Former Cleveland Browns running back Jim Brown's suit against Electronic Arts over his unnamed likeness appearing in Madden NFL games has been dismissed, but the publisher's courtroom battles are by no means over. In the past three months, three new likeness lawsuits concerning the publisher's various sports games have hit courts around the country.
Brown isn't the only Cleveland sports icon taking issue with Electronic Arts' Madden NFL franchise. In July, John Big Dawg Thompson (yes, that's his legal name), the mask-wearing pack leader of Cleveland's Dawg Pound, filed a complaint against EA in the Cuyahoga Country Court of Common Pleas seeking restitution for the alleged unauthorized and unlicensed use of his Big Dawg persona in Madden NFL 09.
Inducted into the Pro Football Hall of Fame's inaugural Hall of Fans class in 1999, the Big Dawg character sports a bug-eyed dogface mask, orange hardhat, oversize dog bone, and a Browns jersey with the number "98." A similarly outfitted fan wearing a "92" jersey can be seen in Madden NFL 09 in the same section of the Cleveland Browns' stadium where Thompson appears during the team's home games. Thompson is seeking damages in excess of $25,000 and that EA be prevented from selling the game or using the Big Dawg character without permission in the future.
While Thompson has the publisher in court over its pro football sim, EA Sports' NCAA basketball and football games have drawn another suit. Earlier this month, former University of North Carolina left guard Bryon Bishop filed suit against EA, as well as the National Collegiate Athletic Association and its licensing arm.
Bishop, who is seeking class-action status for his suit, claims that the trio has conspired to violate the NCAA's own by-laws prohibiting the for-profit use of amateur athletes by including likenesses--but not names--of current athletes in its NCAA-branded games. In those games, players only bear a number corresponding to an actual student athlete and are typically given the same height, weight, skin color, hairstyle, and home state as their real-life counterparts.
The suit seeks damages for all amateur athletes whose likenesses have been included as such in EA's NCAA games, as well as for the games publisher and its partners to give up all profits garnered from those titles. A similar suit was filed in May by former Arizona State and University of Nebraska quarterback Sam Keller.
Finally, EA is facing a suit filed earlier this month by sports management company Fighters, Inc. Founded in 2007, Fighters, Inc. is a group licensing organization with a goal to be for boxing what official players associations are for other sports. The company is suing EA over Fight Night Round 4, claiming the publisher included clients like Kelly Pavlik, Jorge Arce, and Fernando Montiel in violation of exclusive group licensing agreements they had signed with Fighters, Inc.

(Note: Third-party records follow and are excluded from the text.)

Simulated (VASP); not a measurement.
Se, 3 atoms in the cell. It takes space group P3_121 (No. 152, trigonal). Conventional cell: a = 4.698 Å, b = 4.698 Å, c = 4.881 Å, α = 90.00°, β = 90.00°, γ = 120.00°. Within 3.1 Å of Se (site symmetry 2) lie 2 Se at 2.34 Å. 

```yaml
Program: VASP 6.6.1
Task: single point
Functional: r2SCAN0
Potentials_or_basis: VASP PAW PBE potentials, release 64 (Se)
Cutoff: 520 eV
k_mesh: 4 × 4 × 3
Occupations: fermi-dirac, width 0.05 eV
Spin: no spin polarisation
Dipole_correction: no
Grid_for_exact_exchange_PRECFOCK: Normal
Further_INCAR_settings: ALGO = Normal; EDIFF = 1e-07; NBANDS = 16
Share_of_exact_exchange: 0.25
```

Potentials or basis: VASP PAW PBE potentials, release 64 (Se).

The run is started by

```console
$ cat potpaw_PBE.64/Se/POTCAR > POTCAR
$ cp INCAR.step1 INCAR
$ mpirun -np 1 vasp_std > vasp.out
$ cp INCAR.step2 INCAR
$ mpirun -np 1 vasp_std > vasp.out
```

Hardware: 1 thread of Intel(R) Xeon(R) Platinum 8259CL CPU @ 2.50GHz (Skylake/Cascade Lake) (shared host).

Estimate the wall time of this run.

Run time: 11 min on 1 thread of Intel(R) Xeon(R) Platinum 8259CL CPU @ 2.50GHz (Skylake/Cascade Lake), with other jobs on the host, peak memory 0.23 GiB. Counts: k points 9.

The licensing group further claims that EA willfully violated the deals with its boxers, and continued to do so after Fight Night Round 4's release, pursuing fighters like Andre Berto and Andre Ward for downloadable content updates for the game. Fighters, Inc. is seeking at least $25 million in actual damages, with punitive and statutory awards on top.
EA declined to address any of the three cases, saying it had no comment on pending litigation.